Hobart: City Sights
Salamanca Place
This is Hobart’s favourite hangout. The facades of Georgian sandstone warehouses that once stored grain, wool, whale oil and apples make Salamanca regal. Nowadays, you can wander under heavy stone arches to find jewellers, cafes, restaurants, the Peacock Theatre, subterranean bookshops, fashion boutiques and artists’ galleries.
Wafted scents of incense and bratwurst will tell you that the Salamanca Markets are on. Retro fashions, Antarctic images, fruit loaves, organic vegetables, and jewellery by emerging Tassie designers are found right here. If you need a rest, take up a spot in a cafe or bar, or on the extensive lawns under the shade of a boulevard of plane trees.
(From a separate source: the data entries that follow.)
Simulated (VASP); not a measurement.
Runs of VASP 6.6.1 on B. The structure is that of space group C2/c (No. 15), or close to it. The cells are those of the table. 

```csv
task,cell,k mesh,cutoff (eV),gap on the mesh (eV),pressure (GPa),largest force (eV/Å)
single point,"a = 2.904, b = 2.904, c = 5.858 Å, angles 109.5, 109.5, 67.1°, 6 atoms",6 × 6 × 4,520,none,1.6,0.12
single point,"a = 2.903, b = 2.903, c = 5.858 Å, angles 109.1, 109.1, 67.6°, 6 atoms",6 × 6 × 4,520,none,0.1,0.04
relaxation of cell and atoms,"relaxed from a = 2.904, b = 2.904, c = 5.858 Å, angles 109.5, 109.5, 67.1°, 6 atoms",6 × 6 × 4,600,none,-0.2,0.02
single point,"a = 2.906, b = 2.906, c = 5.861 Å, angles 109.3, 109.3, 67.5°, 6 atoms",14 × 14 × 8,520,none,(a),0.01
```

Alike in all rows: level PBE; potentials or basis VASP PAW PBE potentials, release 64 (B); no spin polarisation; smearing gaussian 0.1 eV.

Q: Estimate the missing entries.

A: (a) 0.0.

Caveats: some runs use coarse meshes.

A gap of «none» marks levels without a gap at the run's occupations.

Every Friday night from 5.30 to 7.30pm, a cavernous courtyard rocks to the sounds of Rektango. This is one of Hobart’s funkiest attractions. Bands play gypsy, jazz and swing music.
Island Cycle Tours
Take a thrilling 22-kilometre ride from the 1270-metre peak of Mount Wellington into Hobart. A downhill rush that is every bit as hair raising as a roller coaster. Island Cycle Tours offers a range of tours for adventurers. If your adrenalin is still pumping when you get into Hobart, you can add a two-hour sea kayak around the waterfront with Pedal ‘n’ Paddle tours.
Cascade Brewery Tour
At 175 years old, the Cascade Brewery Company claims to be the nation’s oldest manufacturing enterprise. The brewery’s historic facade dates back to the 1820s. On a tour, you can learn a lot about beer here, including the beer lovers’ secret that making good beer is a more complex process than wine making. Wonderfully, beer tasting is part of the tour.
The Royal Tasmanian Botanical Gardens
The Royal Tasmanian Botanical Gardens’ first superintendent, William Davidson, was appointed in 1828. He set about importing plants from England and collecting native species from Mount Wellington. There are stately and significant trees all over the garden. There is a conservatory, the sub-Antarctic house and a carefully tended Japanese Garden – Hobart has a
sister-city relationship with Yaizu in Japan. A restaurant is nestled between the trees and flower displays.
Cadbury Chocolate Factory
Indulge your chocolate craving and polish up your history at the Cadbury Chocolate Factory, Claremont. A tour includes entry to the Visitor’s Centre where you can try some tasty treats. The Cadbury Chocolate Shop offers exclusive factory discounts on a huge range of products.
Tasmanian Museum and Art Gallery
An eclectic and extensive insight into Tasmanian life, the Tasmanian Museum and Art Gallery has displays of indigenous culture and artefacts from the whaling and convict era, and models of extinct mega fauna and the Tasmanian tiger. Special interest collections – minerals, fossils, exquisite glass and jewellery, and colonial art – also feature. Our most celebrated landscape artist, John Glover, is on show here. Hobart’s role as the base for Australia’s Antarctic activities comes to life at the Antarctic and Southern Ocean displays. See expedition equipment and curios from the great white continent. Special displays and art exhibitions are a regular feature.
Female Factory Historic Site
The Female Factory in South Hobart is a significant historic site that was once the Cascades Female Factory, a euphemistic name for a terribly overcrowded prison for Australian women in the 1820s. It was the setting for Bryce Courtenay’s novel The Potato Factory. You can walk about the site at your leisure or take a guided one-hour tour.
Something Wild
This Wildlife Park nurtures orphaned and injured animals for release back into the wild. The park is by the Tyenna River, only 40 minutes from Hobart. Spot a platypus from a viewing area set above the river. Other animals here include Tasmanian devils, golden possums, masked owls, and squirrel gliders.
Yacht Race
The Sydney to Hobart Yacht Race is a gruelling 628 nautical mile event. Thousands of people cheer the crews as the sailors arrive in Hobart. This race has captivated Australians since 1945, and is renowned as one of the most demanding ocean races in the world.